Rory Van Loo
Abstracted from: Rory Van Loo, A Tale of Two Debtors: Bankruptcy Disparities by Race, 72 Albany Law Review 231 (2009)
Legal policy has long struggled with the issue of official neutrality in the face of racially disparate results. While the days of laws explicitly discriminating against people of color may be gone, the legal system as a whole has not attained perfect race neutrality. Scholars have offered evidence of this tension in disparate spheres such as criminal justice, employment, and education. This paper adds to that history by offering evidence of racial difference in the court system in an area in which such differences had not been posited before: bankruptcy filings. Such an addition to the debate is particularly timely given the current credit turmoil and heightened prominence of bankruptcy as a societal actor.
When it amended the Bankruptcy Code ("the Code") in 2005, Congress sought to curb perceived debtor "abuse" of bankruptcy laws by pushing more debtors out of Chapter 7 and into Chapter 13. The amendments thus deny some debtors Chapter 7's immediate and almost automatic cancellation of debts, and instead *232 thrust them into a Chapter 13 that requires the debtor to make exacting payments to creditors over a period of up to five years. In so doing, Congress may have exacerbated racial disparity in bankruptcy relief.
The data from this paper suggest that minorities who enter bankruptcy are far less likely than whites to receive a bankruptcy discharge. Part of this is simply because of the choice that debtors make. Black debtors, for example, are three times more likely to choose Chapter 13 than are white debtors. Because the overall relief rate was only 23% for Chapter 13, this means that blacks are disproportionately denied relief based on the bankruptcy chapter they choose.
More worrisome is that the empirical data in this paper suggest that once minorities enter Chapter 13, they obtain bankruptcy relief far less often than do whites--the odds of a discharge are 40% lower for black or Hispanic debtors as compared to white ones, even after controlling for income, education, and employment. In other words, Congress's recent amendments have made it so that some minority debtors will no longer have the option of an immediate Chapter 7 discharge in which all races fare the same, and must instead enter a long-term payment Chapter 13 in which their race may be a determining factor in whether they ever get a successful discharge.

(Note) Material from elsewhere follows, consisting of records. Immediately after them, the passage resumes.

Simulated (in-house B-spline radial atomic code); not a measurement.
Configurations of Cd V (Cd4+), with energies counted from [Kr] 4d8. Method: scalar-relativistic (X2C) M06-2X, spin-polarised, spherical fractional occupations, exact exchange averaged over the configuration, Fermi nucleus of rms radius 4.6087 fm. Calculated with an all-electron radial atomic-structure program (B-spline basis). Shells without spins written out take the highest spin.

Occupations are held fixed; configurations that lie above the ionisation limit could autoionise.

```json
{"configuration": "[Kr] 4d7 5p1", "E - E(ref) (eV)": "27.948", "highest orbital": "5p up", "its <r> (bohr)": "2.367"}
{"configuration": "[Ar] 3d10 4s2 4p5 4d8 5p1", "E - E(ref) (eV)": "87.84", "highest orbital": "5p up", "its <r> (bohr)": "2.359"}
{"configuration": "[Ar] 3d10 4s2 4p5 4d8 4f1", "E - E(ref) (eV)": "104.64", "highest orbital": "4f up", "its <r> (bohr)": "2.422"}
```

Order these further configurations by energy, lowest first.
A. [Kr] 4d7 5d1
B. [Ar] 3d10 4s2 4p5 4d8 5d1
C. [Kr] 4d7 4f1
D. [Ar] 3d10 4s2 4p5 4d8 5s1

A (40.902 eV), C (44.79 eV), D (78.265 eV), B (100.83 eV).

A numbers-based discussion of minority debtors' likelihood of relief is new to bankruptcy scholarship, and fills in the middle part of the three-part story of race in bankruptcy law. Scholars have already shown that black and Hispanic families are far more likely *233 to enter bankruptcy than are white families. At least one critical factor in this seems to be predatory lending practices: even residents in high-income, predominately black neighborhoods are more than twice as likely to get subprime mortgages as are residents in low-income white neighborhoods. Scholars have also posited that the type of relief offered by bankruptcy laws favors white debtors over black debtors, since whites disproportionately own the type of assets that bankruptcy protects, and blacks disproportionately have the types of debts that bankruptcy does not relieve. This would leave minority debtors who obtain relief worse off than white debtors who obtain relief. Thus, the literature offers a picture of different races before and after bankruptcy. The data presented in this paper begin to tell the story of what happens to minority debtors while they are in bankruptcy--which chapter they choose and what happens to them while they are pursuing a discharge of their debts in Chapter 13.
This paper thus informs the relationship between bankruptcy and race and, as such, fleshes out some larger issues surrounding race and the law. Until now, that debate lacked empirical information about what happens to different races once in bankruptcy. It also lacked any clear assertion that race played a role in whether a debtor received a discharge. Indeed, much of the criticism of "raced" bankruptcy laws seemed understandably premised on the assumption of equal availability of a discharge. The data offered in this paper refute that assumption.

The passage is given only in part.